Hardware

I am an amateur concerning hardware but here are sb/some vague notions. I mostly presume 10Gb/s links because I imagine that short links do not warrant expensive link termination hardware. 10Gb/s is about the capacity of Intel’s LightPeak technology. I am aware of 50 km Pb/s fiber bundles but there was no quoted price on the equipment necessary to terminate such 10¹⁵ b/s links, let alone switch the traffic. 10 Gb/s is also about the bandwidth of one DRAM chip. Such a chip can be filled or emptied in about 100 ms. I don’t know if lower cost memory with that bandwidth memory with fewer bits and lower cost is available. The DRAM prices are not a big issue, however. Juniper systems’ data center products use short 40Gb/s links.

See this about managing the link.

The people here were rumored in SlashDot to have produced a demo with inexpensive off the shelf equipment of 26Tb/s over a single fiber. It is daunting to terminate such a fiber let alone put the streams in DRAM and back out again, for perhaps 5 streams in and 5 streams out. Here is a plan.

I looked at the DDR4 specs briefly and assumed that the time should soon come where for $10 you could get a chip with 16 2 Gb/s data pins. I presume here that 8 chip Dimms with 128 data pins will be available but I will count DDR4 chips. The chip bw is 2³⁵ b/s and 10 data streams is 2⁴⁸ b/s. That is 2¹³ chips which is about $100,000 for just enough chips to keep up with the 10 fire hoses, 5 in and 5 out. No conventional memory bus will keep up with this but here is an unconventional hardware plan. First note that with the multi bank DDR4 chips (DDR3 too I think) the 60 ns access time can be overlapped with reading or writing data in previously opened banks. Also DRAM timing can be planned many clock cycles ahead of time.

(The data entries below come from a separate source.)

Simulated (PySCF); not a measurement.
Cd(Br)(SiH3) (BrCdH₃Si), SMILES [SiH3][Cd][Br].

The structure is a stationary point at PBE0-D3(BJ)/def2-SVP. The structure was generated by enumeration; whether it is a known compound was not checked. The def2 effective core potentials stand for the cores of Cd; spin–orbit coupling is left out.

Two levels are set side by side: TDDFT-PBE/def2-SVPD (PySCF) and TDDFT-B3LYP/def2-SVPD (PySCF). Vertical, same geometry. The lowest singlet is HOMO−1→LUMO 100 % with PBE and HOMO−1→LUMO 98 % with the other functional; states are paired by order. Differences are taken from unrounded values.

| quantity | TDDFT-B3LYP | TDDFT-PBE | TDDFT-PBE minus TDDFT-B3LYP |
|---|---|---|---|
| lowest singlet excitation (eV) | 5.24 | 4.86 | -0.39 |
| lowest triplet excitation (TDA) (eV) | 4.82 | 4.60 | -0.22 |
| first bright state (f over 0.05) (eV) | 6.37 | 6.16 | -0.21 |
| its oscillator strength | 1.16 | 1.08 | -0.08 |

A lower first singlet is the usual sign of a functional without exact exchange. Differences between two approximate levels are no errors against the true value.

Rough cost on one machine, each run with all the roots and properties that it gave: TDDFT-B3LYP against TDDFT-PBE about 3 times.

Here are the critical ideas that I think are compatible and together seem to me to provide a proof of concept:

Color Muxing

Each fiber is color multiplexed down to some decent number of digital streams and I don’t think we need to be specific yet about how many. I suppose that there is some dispersion skew (red signals arrive before blue) but skew is old hat for 1960’s tape controller designers. Assuming a 2GHz system clock for conventional digital logic, input or output to one fiber is about 2¹⁴ wires. (Ouch) It is not necessary for this hardware to be perfect because the software is in a good position to route around failing parts.

Lambda switches or routers bear on these designs. Transport over lambda switches is like the freight consolidation business. It is tricky to keep the latency down given that you need central coordination of time slots on fibers.

Electronic (not optical) Bits

Blocks

Blocks are currently out of favor. Quotas must be worked back into the new schemes.

Here is an older version which was here on 2012 Nov 11, I now make make several ‘improvements’. (Some text is in both old and new.) Error control is by blocks. This is one plan. Special 10 bit codes on the fiber may be inserted it the memory bus logic is incapable of delivering data fast enough. Such codes are discarded at the receiving end and excluded from the error control. More ideas here.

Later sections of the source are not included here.